On Thursday July 9th, 2015, former AC/DC drummer Phil Rudd was sentenced to eight months of home detention by a New Zealand court.
Australian-born Rudd, 61, was charged with drug possession and threatening to kill a former contractor and that man’s 10 year-old daughter.
New Zealand’s Tauranga District Court heard how the drummer had fired several employees in August of 2014, following the commercial failure of his solo album, Head Job, according to CNN.
Prosecutors said Rudd rang the former contractor last September and said, “I’m going to come over and kill you,” according to CNN.
Previously, according to court documents obtained by the BBC, Rudd telephoned an associate that was located in Australia, and said that he wanted one of those former employees “taken care of.” And, in another call, Rudd offered his Australian associate “”NZ$200,000, ($135,000; £88,000) a motorbike, one of his cars or a house”, which the man believed would be in exchange for carrying out the request,” according to the BBC.
Following up on a police report about the phoned in threats, New Zealand police obtained a warrant to search Rudd’s home in November 2014. It was during this search that they found the drummer to be in possession of 0.71 grams of methamphetamine and 130 grams of marijuana.
After initially denying the allegations against him – pleading not guilty to the charges last December, being taken into custody for threatening a witness in the court proceedings, and having to find a new lawyer – the drummer changed his tune and entered a guilty plea in April of 2015. At that time, if convicted, Rudd could have faced up to seven years in a New Zealand prison for making the murderous threats.
During the sentencing hearing on July 9th, presiding judge Judge Thomas Ingram told Rudd that there was “nowhere to hide,” according to CNN affiliate NZTV. Under his sentence, the drummer will have to wear an electronic monitoring device for eight months and complete a drug rehabilitation program. Additionally, according to NZTV, Judge Ingram stressed to Rudd that he would be facing jail time if any trace of drugs or alcohol were found in his system.
Rudd will serve his eight month house detention sentence at his beachfront home in Tauranga, New Zealand.
His lawyer downplayed the threats as being “just an angry phone call,” and said that a drug conviction would have serious consequences for the AC/DC drummer, directly affecting his ability to travel to some countries to perform, according to the BBC.
This emotional appeal was not enough to change the Judge’s mind on handing down the drug conviction.
“Some of the affidavit material put before me suggests that you are integral to the band’s sound and you are an iconographical member of the band,” said Judge Ingram, according to the BBC.

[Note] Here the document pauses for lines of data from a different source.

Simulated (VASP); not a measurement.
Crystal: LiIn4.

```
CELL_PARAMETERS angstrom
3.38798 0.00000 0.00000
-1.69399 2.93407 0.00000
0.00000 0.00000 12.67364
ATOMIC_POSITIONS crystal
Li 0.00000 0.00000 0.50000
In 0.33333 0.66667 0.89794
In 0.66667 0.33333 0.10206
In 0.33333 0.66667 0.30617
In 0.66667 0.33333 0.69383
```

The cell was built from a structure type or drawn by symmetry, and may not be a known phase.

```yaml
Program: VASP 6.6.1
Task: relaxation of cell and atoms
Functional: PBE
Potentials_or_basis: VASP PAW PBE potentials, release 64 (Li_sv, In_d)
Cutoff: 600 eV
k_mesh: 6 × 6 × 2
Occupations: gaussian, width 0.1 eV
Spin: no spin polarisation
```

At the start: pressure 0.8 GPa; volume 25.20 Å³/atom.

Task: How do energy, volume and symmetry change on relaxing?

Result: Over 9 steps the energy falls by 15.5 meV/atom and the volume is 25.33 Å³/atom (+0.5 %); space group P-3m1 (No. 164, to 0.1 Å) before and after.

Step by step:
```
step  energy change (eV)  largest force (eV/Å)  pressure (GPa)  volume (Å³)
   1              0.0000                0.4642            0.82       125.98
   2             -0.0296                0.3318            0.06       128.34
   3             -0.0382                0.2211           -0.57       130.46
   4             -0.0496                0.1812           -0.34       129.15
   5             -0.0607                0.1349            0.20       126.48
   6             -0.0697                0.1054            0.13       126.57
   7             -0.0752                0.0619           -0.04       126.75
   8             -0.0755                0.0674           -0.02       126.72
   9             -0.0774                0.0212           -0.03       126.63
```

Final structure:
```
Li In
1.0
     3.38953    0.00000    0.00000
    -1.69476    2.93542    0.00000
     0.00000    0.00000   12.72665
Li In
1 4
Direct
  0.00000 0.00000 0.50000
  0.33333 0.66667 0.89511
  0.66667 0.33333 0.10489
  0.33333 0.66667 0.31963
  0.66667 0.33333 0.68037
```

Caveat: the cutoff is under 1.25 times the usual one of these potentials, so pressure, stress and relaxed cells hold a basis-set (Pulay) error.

“That point doesn’t persuade me completely. Queen have replaced Freddie Mercury and it’s clear that the band is currently touring without you.”
When these allegations, and later charges, came to light the members of AC/DC “disassociated themselves from Rudd”, according to Consequence of Sound. The band chose to move forward and welcomed Chris Slade into the fold as AC/DC’s live drummer for the current tour in support of their new album Rock or Bust.